Game Of Mates: Nepotism Is Costing The Economy Billions


It is no secret that increasingly, workers are no longer enjoying the fruits of their labour as a smaller and smaller group of people and companies come to share the returns of (slowing) economic growth across developed nations such as the US, the UK and Australia.

The ‘jobs for the boys’ model is having a tangible and outsized impact on inequality and it is killing the economy.

It is so tangible you can measure it. And measure we did.

In our book, Game of Mates, I and my colleague, Professor Paul Frijters explore insights from the science of human cooperation and raw metrics of economic costs and benefits, melding this information together to paint a picture of how a nation’s wealth can become siphoned off by a well-connected network of powerful individuals.

Drawing on our own research and that of others, we find that those outside the game are being bled dry, with hundreds of billions of dollars a year of hidden theft taking place.

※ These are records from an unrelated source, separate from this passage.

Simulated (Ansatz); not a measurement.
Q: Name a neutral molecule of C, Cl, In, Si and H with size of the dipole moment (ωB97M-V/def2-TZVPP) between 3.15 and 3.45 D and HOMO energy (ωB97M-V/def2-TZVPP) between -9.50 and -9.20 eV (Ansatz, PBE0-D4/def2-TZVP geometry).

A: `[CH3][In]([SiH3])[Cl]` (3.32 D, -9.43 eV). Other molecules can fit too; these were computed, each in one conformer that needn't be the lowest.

The book helps to frame a discussion on ‘grey corruption’ – the type of unethical political favouritism that is economically costly to the unfavoured, but that is not necessarily illegal – that is brutally honest about human nature. We look at how the Game of grey corruption in played, how much it costs, and what to do about it.

What is a grey gift and when do I know I am getting one?
A grey gift is a way to pick a winner and loser without great, (or any) personal cost. Often the cost is instead passed on to another person or group. This phenomenon exists at many levels in almost all organisations, including government bureaucracies.

When a city council decides a plot of land can be now used for urban development instead of farming, it adds millions in value to the land which goes into the pockets of landowners.

In our study of just six rezoned areas in Queensland, Australia, we found that $410 million worth of property rights were given to a small group of well-connected landowners.

Or when the government insures bank deposits to secure the financial system, the free insurance is a gift to bank owners that should have instead been sold, costing the public billions in forgone revenue. In Australia, this gift of insurance is worth about $4 billion per year, which goes straight into the pockets of bank shareholders.

And when the transport department closes road lanes to funnel cars onto a private toll road it provides a gift to the toll road owner that costs motorists, but not themselves. If just 1,000 vehicles per day are forced onto a $4 toll road, that is an $18 million grey gift from a small routine bureaucratic decision.

It is important to make clear that a network of people trading favours is not inherently a bad thing and is an innately natural way to cooperate. The problem is when gifting occurs at an enormous cost of the financial, social, legal, or physical, security of other people.